Newsletter from the dean
We are currently faced with a proposed major reform of the Danish educational system. On 2 March, the coalition government launched its proposal ‘Forberedt på fremtiden’ (Prepared for the future). We had hoped the reform proposal would differ significantly from ‘Denmark can do more III’ and, not least, from the report ‘Nye reformveje 1’ by the Reform Commission. As some of you will know, Dean Rasmus Antoft from Aalborg University and I have argued that the Reform Commission’s proposal is characterised by a lack of insight into, among other things, circumstances relating to the humanities. Unfortunately, the government’s proposal closely resembles ’Nye reformveje 1’. It’s regrettable that a proposal as comprehensive as this is drawn up on such a weak knowledge base and without collaboration with the universities.
But this is our current reality. I always encourage you to keep a clear head and seek ways to influence the outcome, and I want you to know that we are mobilising all of our resources, internally and externally, to prevent this blow to the Danish educational system. Luckily, nothing is set in stone. Some sensible people behind the government’s proposal are willing to listen. Others are not.
In a previous newsletter, I wrote that the new minister for higher education and science is known to be open to dialogue. This still holds true. Rector Brian Bech Nielsen, who is also chair of the Rector’s Conference, is fighting to facilitate constructive dialogue with the ministry and politicians. We will have to see how far dialogue and common sense will take us, and whether the initial proposal will be maintained without amendments. We are keeping a constructive dialogue, but we are being very direct. I hope the ministry will involve Universities Denmark in substantive discussions before the final political decision is made. I can also guarantee that I will continue the discussion with the other humanities deans in the so-called HUM Task Force under the chairmanship of Rector of the University of Southern Denmark, Jens Ringsmose, in our aim to strengthen national collaboration.
I am mortified that so many decision-makers have forgotten the previous reforms they implemented. We receive a lot of input from people who fail to realise that as a consequence of the degree programme resizing and the relocation reform, admissions to the humanities have been reduced by almost 50 per cent. With the looming consequences of the forthcoming reform, we must adjust our activities in accordance with a four-year budget characterised by an appreciable loss of income towards 2026. This is the result of many years of degree programme resizing, relocation of student places, a decline in graduation completion rates and disappointing student intakes in 2021 and 2022.

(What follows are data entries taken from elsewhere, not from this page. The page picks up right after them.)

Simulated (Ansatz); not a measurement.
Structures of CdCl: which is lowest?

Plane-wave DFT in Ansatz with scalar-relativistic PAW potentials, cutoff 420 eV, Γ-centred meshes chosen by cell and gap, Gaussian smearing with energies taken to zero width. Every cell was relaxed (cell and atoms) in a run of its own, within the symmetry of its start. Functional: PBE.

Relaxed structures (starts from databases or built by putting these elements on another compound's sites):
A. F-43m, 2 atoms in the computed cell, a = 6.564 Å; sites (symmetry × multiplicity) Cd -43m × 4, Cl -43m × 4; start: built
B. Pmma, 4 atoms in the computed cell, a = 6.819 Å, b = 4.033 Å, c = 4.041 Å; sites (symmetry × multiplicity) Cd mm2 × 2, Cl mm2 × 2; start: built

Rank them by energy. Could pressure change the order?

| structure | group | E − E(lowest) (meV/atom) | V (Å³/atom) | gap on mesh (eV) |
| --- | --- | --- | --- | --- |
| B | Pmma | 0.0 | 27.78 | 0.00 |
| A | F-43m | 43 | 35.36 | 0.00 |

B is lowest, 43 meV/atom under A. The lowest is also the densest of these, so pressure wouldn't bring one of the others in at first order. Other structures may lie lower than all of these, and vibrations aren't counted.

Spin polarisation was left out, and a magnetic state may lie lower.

It’s understandable if these two parallel processes appear confusing and energy-draining. But while we wait for the storm, we need to sort out the home front. Our initial plan was to take the first steps in late November, but in light of the many insecurities and the difficult situation at DPU, we decided to postpone the decision-making process until February 2023. At a seminar at Sandbjerg on 23-24 February, the faculty management team discussed the situation, and proposed measures were subsequently discussed at a meeting with FAMU/FSU on 28 February and at an extraordinary meeting with FSU on 9 March. The schools have now been asked to consider local initiatives towards 1 April when the faculty management team meets again to discuss the overall situation of all units in connection with the so-called ‘økonomirapport 1’ (financial report 1). On the basis of the report, the rector will discuss the financial status of the individual faculties with their respective dean.
In light of the uncertainties of the new reform, this is a difficult task. But we have already come a long way. After a difficult period in the autumn, DPU is now close to financial balance. Other initiatives have helped us along, but a lot of work still remains to be done for our faculty as a whole to come into balance. Solving this task is a prerequisite for the continued stability and development of the faculty.
It’s very important to me to acknowledge the great work you do, and to thank you for continuing to provide our students with fantastic teaching, contribute research and knowledge to society and maintain good collegial teamwork. Please keep up the good work.
The weather is still a bit grey, but just this morning, I pruned back the clematis in my garden in the sunshine among spring-flowering crocuses. And right now, sleet is pouring down. It’s almost symbolic. With due diligence, teamwork and long-term planning, we will weather through this storm and find solutions to the challenges we currently face – just like we have done before. My family's fig tree survived another winter, and so will the Faculty of Arts.